6.22.2009

Maudlin Life

Vast opportunities were given to me but am just picky-peculiar of thrashing them all away. I have been a complaint-addict about things in life and those that are happening to me or better yet affecting me literally, but all I do is nod and let them pass by as a drift.
I have dreamt of a gleaming life, thoughts in clarion enough to suffice every wants and needs I could possibly think of. But to my dismay all are such in a diminutive aspect that it troubles with a slightest bit of Midas’s Touch, BAM! Disaster strucked!whew! I am already tired but who am I to congest the very reality, vividly flagged to my existence.

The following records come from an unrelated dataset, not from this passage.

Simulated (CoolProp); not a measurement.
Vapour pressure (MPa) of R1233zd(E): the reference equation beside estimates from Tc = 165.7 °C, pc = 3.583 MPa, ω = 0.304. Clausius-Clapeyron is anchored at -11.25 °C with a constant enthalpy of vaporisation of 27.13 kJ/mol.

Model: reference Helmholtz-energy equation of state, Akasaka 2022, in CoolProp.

How I wish I am ingenue, flaired and spared of all the impurities that life brings, laughter and fun always there to comfort all the mood swings that triggers up most of the time! Vile huh? Sadly true! Not all things in life are perfected to craft all the event we expect them to turn out to be!
Earlier I was so happy of the feeling and thought that someone out there meant for me and met him actually in the flesh, as the fluttering girls would consider such turn-out as the man of their dreams. I did! But when you over-analyze things out, it vaguely shows a condescending maturity of the matter. Am really not sure or if ever I will believe on a spark like this really exist, or maybe it’s just one of those spur of moments you tend to cover-up all the negativity that sometime soon all will be a positive conjure to lifes possibilities.
Am I complicating a very simple thought? Things that are beyond my concern and knowledge but the fact that every film role that my life injects, blatantly makes up the big finale, flopping out of the blockbuster list.
I don’t have anyone to talk to but this pen on my hand and the sloppy notes infront of me. As I slowly drizzle the words to this monopoly, I mobbed a question, who can understand what I have inside, was it the things I said? Was it the gestures I gesticulated? Or the actuations I blurted out? Maybe his friend doesn’t like me, that would explain a great deal though, that was his best friend after all and you could count times they were together compared to me just hours or so.
Plaintiff gate crashing maybe is the word. Mind you it hurts knowing that you have hoped positively on the relationship that you are starting and investing and realizes all were just false pretenses and scam.
I wanna cry but I can’t, am donned with a heavy concealer to hide away the pain, but still it emanates through my very core. Mishap and misfits alike, I really thank GOD for this opportunity that HE bestowed, not every day that you’ll get to met a person apart from you liking him, vice versa entails out.
I know its always me, corrupting a clean slate of thoughts to a thrashy posse.